Catch & Release Tips

February 4, 2009 by  

By Doug Leier

Proper catch and release tips will ensure a better survival rate

Proper catch and release tips will ensure a better survival rate

I’ve always preferred simple tackle for fishing – bobbers, jigs, spoons and hooks – though I’m not categorically against using the latest tools and technology. Provided, of course, their use is within the constraints of the law.

I call it low impact angling. Some call it bobbers and worms. Whatever you declare, it’s more about enjoying fish and less about trophy angling, no matter the cost.
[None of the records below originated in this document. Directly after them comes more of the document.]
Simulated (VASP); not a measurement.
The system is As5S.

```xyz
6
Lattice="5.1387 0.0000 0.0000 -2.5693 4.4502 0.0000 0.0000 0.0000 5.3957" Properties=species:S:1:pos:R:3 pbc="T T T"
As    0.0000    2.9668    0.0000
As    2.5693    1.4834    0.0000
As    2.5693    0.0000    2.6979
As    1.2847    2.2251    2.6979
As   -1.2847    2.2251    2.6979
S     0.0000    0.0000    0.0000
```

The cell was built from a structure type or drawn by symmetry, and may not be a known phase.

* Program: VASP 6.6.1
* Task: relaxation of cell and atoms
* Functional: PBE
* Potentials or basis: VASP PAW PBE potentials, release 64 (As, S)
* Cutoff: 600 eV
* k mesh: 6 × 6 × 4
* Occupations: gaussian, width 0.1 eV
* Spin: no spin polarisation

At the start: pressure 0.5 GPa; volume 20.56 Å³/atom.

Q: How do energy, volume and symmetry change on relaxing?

There are debates over whether GPS marking units and the latest sonar gill-seeking, laser-guided fish finders have crossed the line, but I try not to get into that. Those who think that modern-day angling is akin to … catching fish in a barrel, probably haven’t fished lately?

You can find fish – I bet we’ve all seen bluegills shading themselves under a dock – and still not catch them.

For the most part, contemporary anglers using the latest inventions have not necessarily accelerated the demise of fishing. In fact, I remember a few years ago an older angler relating to me that when monofilament line hit the market, it was thought to be the demise of fish, as they couldn’t see the line and didn’t stand a chance. I’m living proof that didn’t happen.

Its important to be quick but gentle when releasing fish

It's important to be quick but gentle when releasing fish

Many modern-day anglers, save for a few fish hogs, enjoy a fillet or two, but are more in tune with catching than cleaning. Having grown up in North Dakota, this transition has surprised me. Most anglers will keep a few fish for eating, and maybe save a fish-of-a-lifetime to send to the taxidermist. However, it seems catch-and-release has become more of a standard than an anomaly.

And often, those anglers who buy those GPS mapping units to pinpoint exact coordinates of hot spots, are the same folks who are the greatest practitioners of catch-and-release fishing day after day.
Conventional wisdom says that some released fish will die. That’s a fact. But when done properly, catch-and-release can enhance angling in the long term.

Think of larger, productive breeding female fish caught and released a few times over the course of their life, rather than just being caught once and fried up. Their cumulative contribution to a lake’s fish population over several spawning seasons could be significant.

While anglers are doing a good job of practicing catch-and-release on their own,

fisheries managers are also at work investigating ways that regulations involving catch-and-release can help maintain or improve fish populations.

Here’s a few tips for catch and release angling:

  • Decide to release the fish as soon as you hook it.
  • Generally, land the fish quickly and don’t play it to exhaustion.
  • Set the hook quickly to reduce the likelihood the fish will swallow the bait.
  • Bring a fish in slowly from deep water to help it adjust to changing pressure.
  • Don’t put your fingers in the eyes or gills of the fish.
  • Avoid removing mucous or scales.
  • Get the fish back in the water as quickly as possible.
  • If the hook is very deep within the fish, or it can’t be removed quickly, cut the leader close to the fish’s mouth.
  • Back the hook out the opposite way it went in.
  • Use needle-nose pliers, hemostats, or a hook-out to remove the hook and protect your hands.
  • Place the fish in the water, gently supporting the mid-section and tail until it swims away.
  • Resuscitate an exhausted fish by moving it back and forth to force water through its gills.